Andrzej Bialecki wrote:
Doug Cutting wrote:
Modify CrawlDatum to store the MD5Hash of the content of fetched urls.
Yes, this is required to detect unmodified content. A small note: plain
MD5Hash(byte[] content) is quite ineffective for many pages, e.g. pages
with a counter, or with ads. It would be good to provide a framework for
other implementations of "page equality" - for now perhaps we should
just say that this value is a byte[], and not specifically an MD5Hash.
That's reasonable. But we should also make it clear that the larger
this gets, the slower that crawldb updates will be.
Other additions to CrawlDatum for consideration:
* last modified time, not just the last fetched time - these two are
different, and the fetching policy will depend on both. E.g. to
synchronize with the page change cycle it is necessary to know the time
of the previous modification seen by Nutch. I've done simulations, which
show that if we don't track this value then the fetchInterval
adjustments won't stabilize even if the page change cycle is fixed.
Instead of a long, these could be two unsigned ints, seconds since
epoch. That would be good for another 100 years.
* segment name from the last updatedb. I'm not fully convinced about
this, but consider the following:
I think this is needed in order to check which segments may be safely
deleted, because there are no more active pages in them. If you enable a
variable fetchInterval, then after a while you will end up with widely
ranging intervals - some pages will have a daily or hourly period, some
others will have a period of several months. Add to this the fact that
you start counting the time for each page at different moments, and then
the oldest page you have could be as old as maxFetchInterval (whatever
that is, Float.MAX_VALUE or some other maximum you set). Most likely
such old pages would live in segments with very little current data.

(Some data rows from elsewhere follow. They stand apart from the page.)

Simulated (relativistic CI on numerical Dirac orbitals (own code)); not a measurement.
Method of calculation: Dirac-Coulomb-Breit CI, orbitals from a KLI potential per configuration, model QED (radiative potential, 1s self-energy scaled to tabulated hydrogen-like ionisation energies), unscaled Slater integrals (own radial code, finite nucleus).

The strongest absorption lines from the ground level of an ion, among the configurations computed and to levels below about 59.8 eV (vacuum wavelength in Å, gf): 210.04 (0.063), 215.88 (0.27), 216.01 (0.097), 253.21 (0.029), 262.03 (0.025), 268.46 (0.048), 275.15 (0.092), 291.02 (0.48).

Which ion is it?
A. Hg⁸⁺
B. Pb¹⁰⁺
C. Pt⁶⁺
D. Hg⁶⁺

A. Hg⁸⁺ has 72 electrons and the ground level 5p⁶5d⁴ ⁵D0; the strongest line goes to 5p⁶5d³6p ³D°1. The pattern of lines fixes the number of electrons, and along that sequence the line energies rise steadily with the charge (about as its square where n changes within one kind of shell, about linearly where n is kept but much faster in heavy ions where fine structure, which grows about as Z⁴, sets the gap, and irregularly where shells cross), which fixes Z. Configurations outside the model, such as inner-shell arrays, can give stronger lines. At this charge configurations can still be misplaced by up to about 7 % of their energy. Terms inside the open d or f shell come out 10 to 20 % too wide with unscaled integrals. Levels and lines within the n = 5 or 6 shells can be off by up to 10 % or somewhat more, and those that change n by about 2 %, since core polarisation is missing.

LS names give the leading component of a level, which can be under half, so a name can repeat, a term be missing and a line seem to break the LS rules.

This is only possible if maxFetchInterval is very long and one is doing
frequent large updates. That to me is misuse. If maxFetchInterval is,
e.g., 30 days and one updates 1% of the collection every day, then the
wasted space would be small, and segments may be discarded after
maxFetchInterval. Is that impractical?
I also think we could go crazy trying to make things work indefinitely
with incremental crawling. Rather I think one should periodically
re-crawl from scratch, using the existing crawldb to bootstrap. This
way dead links are eventually retried, and urls that are no longer
referred to can be GC'd.
Alternatively, we could add Properties to CrawlDatum, and let people put
whatever they wish there...
This is probably a good idea, although it makes CrawlDatum bigger and
algorithms slower, since strings must be parsed. So I'd argue that the
default mechanism not rely on properties. Is that a premature optimization?
In the original patchset I had a notion of pluggable FetchSchedule-s. I
think this would be an ideal place to make such decisions.
Implementations would be pluggable in a similar way as URLFilter, with
the DefaultFetchSchedule doing what we do today.
+1
4. Update the crawl db & link db, index the new segment, dedup, etc.
When updating the crawl db, scores for existing urls should not
change, since the scoring method we're using (OPIC) assumes each page
is fetched only once.
I would love to refactor this part too, to make the scoring mechanism
abstracted in a similar way, so that you could plug in different scoring
implementations. The float value in CrawlDatum is opaque enough to
support different scoring mechanisms.
+1
Doug